California state prisoner Ray A. Johnson appeals pro se the district court’s denial of his 28 U.S.C. § 2254 petition for writ of habeas corpus, challenging his sentence for first degree residential burglary and petty theft with a prior, in violation of CaLPenal Code §§ 459 and 688/488. We have jurisdiction pursuant to 28 U.S.C. § 2253. We affirm.

Johnson contends that his 25 years to life plus ten years sentence under California’s three strikes law, CaLPenal Code Ann. § 667 (West 1999), constitutes cruel and unusual punishment. This contention was recently foreclosed by the Supreme Court’s decisions in Lockyer v. Andrade, — U.S. -, 123 S.Ct. 1166, 1175, 155 L.Ed.2d 144 (2003) (holding that a state court’s affirmance of two consecutive 25-years-to-life sentences for petty theft was not contrary to, or an unreasonable application of, clearly established Federal law), and Ewing v. California, — U.S. -, 123 S.Ct. 1179, 1190, 155 L.Ed.2d 108 (2003) (holding that petitioner’s 25 years to life sentence under the California three strikes law did not violate the Eighth Amendment’s prohibition on cruel and unusual punishment).

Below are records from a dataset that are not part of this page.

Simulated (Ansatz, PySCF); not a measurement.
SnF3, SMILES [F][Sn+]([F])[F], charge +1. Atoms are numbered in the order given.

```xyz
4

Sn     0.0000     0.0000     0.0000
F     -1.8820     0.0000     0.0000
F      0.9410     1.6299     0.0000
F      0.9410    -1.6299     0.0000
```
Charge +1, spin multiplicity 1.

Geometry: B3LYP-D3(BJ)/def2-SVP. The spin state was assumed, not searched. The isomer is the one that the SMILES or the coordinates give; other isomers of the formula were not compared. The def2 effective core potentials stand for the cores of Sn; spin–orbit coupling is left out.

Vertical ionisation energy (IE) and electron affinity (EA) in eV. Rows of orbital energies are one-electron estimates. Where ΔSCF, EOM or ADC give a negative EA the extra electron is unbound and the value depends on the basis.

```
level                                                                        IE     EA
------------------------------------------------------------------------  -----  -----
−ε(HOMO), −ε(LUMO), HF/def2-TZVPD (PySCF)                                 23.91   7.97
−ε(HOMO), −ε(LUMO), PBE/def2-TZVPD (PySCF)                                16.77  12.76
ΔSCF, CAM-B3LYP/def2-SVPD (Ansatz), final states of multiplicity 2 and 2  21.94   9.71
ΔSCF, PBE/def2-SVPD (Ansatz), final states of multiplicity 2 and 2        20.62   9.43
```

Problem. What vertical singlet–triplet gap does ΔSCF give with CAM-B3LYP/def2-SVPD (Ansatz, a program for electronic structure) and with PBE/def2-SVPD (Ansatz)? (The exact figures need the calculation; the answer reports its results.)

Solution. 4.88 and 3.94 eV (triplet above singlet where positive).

Therefore, it was not an unreasonable application of Federal law for the California courts to affirm Johnson’s sentence, and the district court properly denied his petition. See § 2254(d); Woodford v. Visciotti, 537 U.S. 19, 123 S.Ct. 357, 361, 154 L.Ed.2d 279 (2002) (per curiam) (deciding that the federal habeas scheme “authorizes federal-court intervention only when a state-court decision is objectively unreasonable”), reh’g denied, — U.S. --, 123 S.Ct. 957, 154 L.Ed.2d 855 (2003).

AFFIRMED. 
      
       This disposition is not appropriate for publication and may not be cited to or by the courts of this circuit except as provided by Ninth Circuit Rule 36-3.